Kaggle: Tweet Sentiment Extraction 方法总结 Part 2/2: 金牌思路总结

最新推荐文章于 2021-03-07 14:19:27 发布

Jay_Tang

最新推荐文章于 2021-03-07 14:19:27 发布

阅读量1.1k

点赞数 5

分类专栏：比赛/项目经验分享文章标签：自然语言处理 tensorflow pytorch

本文链接：https://blog.csdn.net/Jay_Tang/article/details/107059971

版权

文章目录

往期文章目录链接

Note

This post is the second part of overall summarization of the competition. The first half is here.

Noteworthy ideas in 1st place solution

Idea

First step:

Use transformers to extract token level start and end probabilities.

Second step:

Feed these probabilities to a character level model. This step gives the team a huge improve on the final score since it handled the “noise” in the data properly.

Last step:

Ensemble.

Second level models Architectures

The following three Char-NN architectures uses character-level probabilities as input. The first level models output token-level probabilities and the following code convert token-level probabilities to character-level probabilities. The idea in the following cide is to assigning each character the probability of the corresponding token.

def token_level_to_char_level(text, offsets, preds):
    probas_char = np.zeros(len(text))
    for i, offset in enumerate(offsets):
        if offset[0] or offset[1]: # remove padding and sentiment
            probas_char[offset[0]:offset[1]] = preds[i]
    
    return probas_char

Things you need to know for nn.Embedding

The following architectures all train the embedding from scratch. Here we want to shortly discuss how nn.Embedding works.

nn.Embedding holds a Tensor of dimension (vocab_size, vector_size), i.e., of (the size of the vocabulary, the dimension of each vector embedding), and a method that does the lookup. When you create an embedding layer, the Tensor is initialised randomly.

You can also add pretrained weights with the command nn.Embedding.from_pretrained(weight).

Architecture 1: RNN

In the following, the parameter len_voc is calculated by

tokenizer.fit_on_texts(df_train['text'].values)
len_voc = len(tokenizer.word_index) + 1

Compare the following code with the figure above.

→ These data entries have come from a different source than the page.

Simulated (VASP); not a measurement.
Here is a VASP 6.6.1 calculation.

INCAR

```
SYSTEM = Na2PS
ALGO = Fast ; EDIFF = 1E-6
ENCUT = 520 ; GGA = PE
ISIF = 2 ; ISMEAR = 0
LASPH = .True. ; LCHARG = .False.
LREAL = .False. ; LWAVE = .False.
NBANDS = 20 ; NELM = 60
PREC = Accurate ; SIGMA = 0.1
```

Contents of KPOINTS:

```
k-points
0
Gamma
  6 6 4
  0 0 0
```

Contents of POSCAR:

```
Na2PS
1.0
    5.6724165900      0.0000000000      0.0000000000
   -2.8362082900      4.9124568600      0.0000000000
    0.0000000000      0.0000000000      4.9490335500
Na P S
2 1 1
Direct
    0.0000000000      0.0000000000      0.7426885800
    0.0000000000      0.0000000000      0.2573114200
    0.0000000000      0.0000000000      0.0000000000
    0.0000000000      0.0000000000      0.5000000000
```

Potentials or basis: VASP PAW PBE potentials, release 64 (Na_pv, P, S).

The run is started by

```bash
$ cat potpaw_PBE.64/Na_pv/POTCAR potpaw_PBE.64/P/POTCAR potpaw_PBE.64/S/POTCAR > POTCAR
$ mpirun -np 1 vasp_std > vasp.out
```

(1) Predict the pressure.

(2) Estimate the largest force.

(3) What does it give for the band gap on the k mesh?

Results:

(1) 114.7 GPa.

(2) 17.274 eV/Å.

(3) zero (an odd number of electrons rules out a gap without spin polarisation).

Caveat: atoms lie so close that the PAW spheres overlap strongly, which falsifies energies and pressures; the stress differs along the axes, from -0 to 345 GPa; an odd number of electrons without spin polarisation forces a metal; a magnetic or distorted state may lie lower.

class TweetCharModel(nn.Module):
    # check the config in the original code post
    def __init__(self, len_voc, use_msd=True,
                 embed_dim=64, lstm_dim=64, char_embed_dim=32, sent_embed_dim=32, ft_lstm_dim=32, n_models=1):
        super().__init__()
        self.use_msd = use_msd
        
        self.char_embeddings = nn.Embedding(len_voc, char_embed_dim)
        self.sentiment_embeddings = nn.Embedding(3, sent_embed_dim) # 3 sentiments
        
        self.proba_lstm = nn.LSTM(n_models * 2, ft_lstm_dim, batch_first=True, bidirectional=True)
        
        self.lstm = nn.LSTM(char_embed_dim + ft_lstm_dim * 2 + sent_embed_dim, lstm_dim, batch_first=True, bidirectional=True)
        self.lstm2 = nn.LSTM(lstm_dim * 2, lstm_dim, batch_first=True, bidirectional=True)

        self.logits = nn.Sequential(
            nn.Linear(lstm_dim *  4, lstm_dim),
            nn.ReLU(),
            nn.Linear(lstm_dim, 2))
        
        self.high_dropout = nn.Dropout(p=0.5)
    
    def forward(self, tokens, sentiment, start_probas, end_probas):
        bs, T = tokens.size()
        
        probas = torch.cat([start_probas, end_probas], -1)
        probas_fts, _ = self.proba_lstm(probas)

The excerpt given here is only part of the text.